MOSCOW (MRC) -- Mexichem has returned investors nothing this year but most analysts who rate the stock recommend buying it. That’s because they’re looking ahead, said Hydrocarbonprocessing.
The petrochemical company controlled by billionaire Antonio del Valle Ruiz has the most optimistic outlook of any company on Mexico’s IPC index. It’s expected to gain investors about 26% in 12 months, after losing them 0.7% so far this year, according to analysts’ estimates compiled by Bloomberg. It’s rated a buy by 18 of the analysts and hold by one.
Latin America’s biggest plastic pipe maker is benefiting from its 2014 acquisitions of Dura-Line in the US and Vestolit in Germany, CEO Antonio Carrillo said in a phone interview from the company’s headquarters in Tlalnepantla, Mexico. Rising sales volumes from those units helped boost earnings and counter the impact of weaker currencies in other countries where Mexichem operates, such as Brazil, Carrillo said.
Mexichem’s 95% ratio of buy ratings is followed by Cemex, the biggest cement maker in the Americas, with 91%, and toll-road operator Promotora y Operadora de Infraestructura, or Pinfra, with 88%. Mexichem’s current valuations present an attractive entry point as the company has a "compelling risk-reward profile," Gilberto Garcia, an equity analyst at Barclays, said in an Aug. 13 research report recommending investors buy the stock.
The company, which has negotiated at least 21 deals since 2004, is currently "evaluating some small acquisitions" that could "add immediate value and synergies," said Carrillo, the company’s CEO since 2012. Stable margins and a 2.1 debt-to-Ebitda ratio give the company the flexibility to consider additional buys, he said.
The company reported a 3.5% increase in second-quarter earnings before interest, taxes, depreciation and amortization, or Ebitda, according to data compiled by Bloomberg. The company forecasts that Ebitda, excluding the results of operations in Venezuela and the petrochemical plant joint venture with Pemex, will rise by double digits this year.

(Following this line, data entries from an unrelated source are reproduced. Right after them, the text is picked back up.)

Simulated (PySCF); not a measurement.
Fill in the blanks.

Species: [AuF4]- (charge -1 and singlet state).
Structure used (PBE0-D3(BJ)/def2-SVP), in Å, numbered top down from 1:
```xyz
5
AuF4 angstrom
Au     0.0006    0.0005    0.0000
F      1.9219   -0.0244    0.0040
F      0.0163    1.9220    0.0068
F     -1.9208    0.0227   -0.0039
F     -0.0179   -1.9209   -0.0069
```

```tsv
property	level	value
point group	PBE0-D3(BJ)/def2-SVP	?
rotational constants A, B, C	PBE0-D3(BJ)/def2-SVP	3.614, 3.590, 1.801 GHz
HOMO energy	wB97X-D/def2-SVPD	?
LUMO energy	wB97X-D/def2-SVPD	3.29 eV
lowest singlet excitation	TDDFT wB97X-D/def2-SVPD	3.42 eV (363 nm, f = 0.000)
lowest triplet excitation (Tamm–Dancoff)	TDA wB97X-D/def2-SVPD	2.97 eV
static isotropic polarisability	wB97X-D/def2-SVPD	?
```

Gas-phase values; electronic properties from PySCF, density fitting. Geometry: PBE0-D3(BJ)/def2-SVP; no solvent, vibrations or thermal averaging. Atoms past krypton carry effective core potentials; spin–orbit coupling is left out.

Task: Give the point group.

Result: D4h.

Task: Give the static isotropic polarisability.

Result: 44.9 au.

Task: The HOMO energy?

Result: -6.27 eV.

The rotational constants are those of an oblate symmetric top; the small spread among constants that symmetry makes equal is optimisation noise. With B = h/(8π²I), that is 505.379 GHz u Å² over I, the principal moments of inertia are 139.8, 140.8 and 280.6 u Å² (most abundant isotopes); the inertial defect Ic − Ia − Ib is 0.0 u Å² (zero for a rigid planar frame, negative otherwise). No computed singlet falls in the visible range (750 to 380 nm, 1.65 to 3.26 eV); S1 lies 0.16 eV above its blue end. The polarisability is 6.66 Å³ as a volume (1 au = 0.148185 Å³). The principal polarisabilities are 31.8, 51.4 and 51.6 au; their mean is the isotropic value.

Oil, which is used to make Mexichem’s products, such as polyethylene and poly-vinyl chloride, or PVC, has fallen about 60% in New York since last year’s peak in June.
Mexichem, of Tlalnepantla, an industrial municipality close to Mexico City, is Latin Americaп's largest manufacturer of PVC pipe, vinyl resins and compounds. The company has annual revenues of more than USD5 billion and has been listed on the Mexican Stock Exchange for more than 30 years.